Importing an Android Class For Use in Delphi

[Estimated Reading Time: 3 minutes]

In a previous post I noted the absence of the BatteryManager class in the AndroidAPI.JNI units. This class contains some constants useful when reading battery information. I showed how to use a suitably massaged literal in place of these missing constants, but in response to observations from Paul and Brian decided to look at how to import the missing class itself.

First of all if you want the class declared in the most appropriate namespace – AndroidAPI.JNI.OS – you will have to do the usual juggling of RTL units to ensure that any modifications you make are actually used.

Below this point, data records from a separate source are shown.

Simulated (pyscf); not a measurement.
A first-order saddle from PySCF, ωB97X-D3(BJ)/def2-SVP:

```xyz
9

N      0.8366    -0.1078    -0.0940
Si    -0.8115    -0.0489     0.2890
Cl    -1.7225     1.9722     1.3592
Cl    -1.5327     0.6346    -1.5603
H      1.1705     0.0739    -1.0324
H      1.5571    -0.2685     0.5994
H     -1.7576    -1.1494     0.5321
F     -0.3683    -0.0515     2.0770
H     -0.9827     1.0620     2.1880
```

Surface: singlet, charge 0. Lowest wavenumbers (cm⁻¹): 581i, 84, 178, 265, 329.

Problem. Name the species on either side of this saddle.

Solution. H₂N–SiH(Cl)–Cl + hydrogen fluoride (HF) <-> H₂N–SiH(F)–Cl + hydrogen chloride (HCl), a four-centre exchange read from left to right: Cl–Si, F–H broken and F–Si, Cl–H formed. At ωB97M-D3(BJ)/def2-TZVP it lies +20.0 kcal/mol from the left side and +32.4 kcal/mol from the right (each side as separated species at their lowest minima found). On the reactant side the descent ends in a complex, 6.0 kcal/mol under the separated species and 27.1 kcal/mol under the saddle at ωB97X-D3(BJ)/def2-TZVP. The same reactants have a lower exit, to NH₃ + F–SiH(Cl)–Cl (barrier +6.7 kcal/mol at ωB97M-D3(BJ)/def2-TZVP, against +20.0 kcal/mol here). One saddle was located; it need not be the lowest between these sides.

Alternatively we can just import the class in a unit of our own.

This unit will become redundant should Embarcadero ever fill in these gaps in their AndroidAPI units, but if we use a modified copy of the existing AndroidAPI.JNI.OS unit then we’ll have to reconcile any future Embarcadero revisions with our own. Either way there will potentially be housekeeping to deal with in the future.

You’ll have to decide which approach suits you best, but for this exercise we’ll just put the newly imported class in a separate unit.

The first thing you’ll need is to use some core units with basic Java type support and the unit that contains the bridging generics classes themselves:

  unit Deltics.Android.OS;

interface

  uses
    AndroidAPI.JavaTypes,
    AndroidAPI.JNIBridge;

Next you will need to declare two interfaces. One interface represents the static members of the Java Class being imported. The other represents the members of an instance (object) of that class. We need to decorate the object interface with a JavaSignature attribute identifying the target SDK class using a path qualified reference to that class in the SDK namespaces.

Each interface requires a GUID since the Delphi runtime still requires this for interface resolution. The GUID’s do not relate to anything in the Android SDK though, so any old GUID will do. Ctrl+Shift+G gives us some nice fresh GUIDs to use, as usual.

Following the J prefix and Class suffix conventions in the existing AndroidAPI.JNI units, this leads us to:

  type
    JBatteryManagerClass = interface(JObjectClass);
    ['{4E061F9B-42D4-4A1B-837E-D722556952EA}']
    end;

    [JavaSignature('android/os/BatteryManager')]
    JBatteryManager = interface(JObject);
    ['{483F66A1-266E-47AD-822B-6A6193358AD9}']
    end;

implementation

  // Nothing to see here

end.

Now we need to add members of the class with suitable declarations. This does not have to be complete – anything we don’t add simply won’t be accessible. For now we’ll just add the two constants required by the previous code snippet – EXTRA_LEVEL and EXTRA_SCALE.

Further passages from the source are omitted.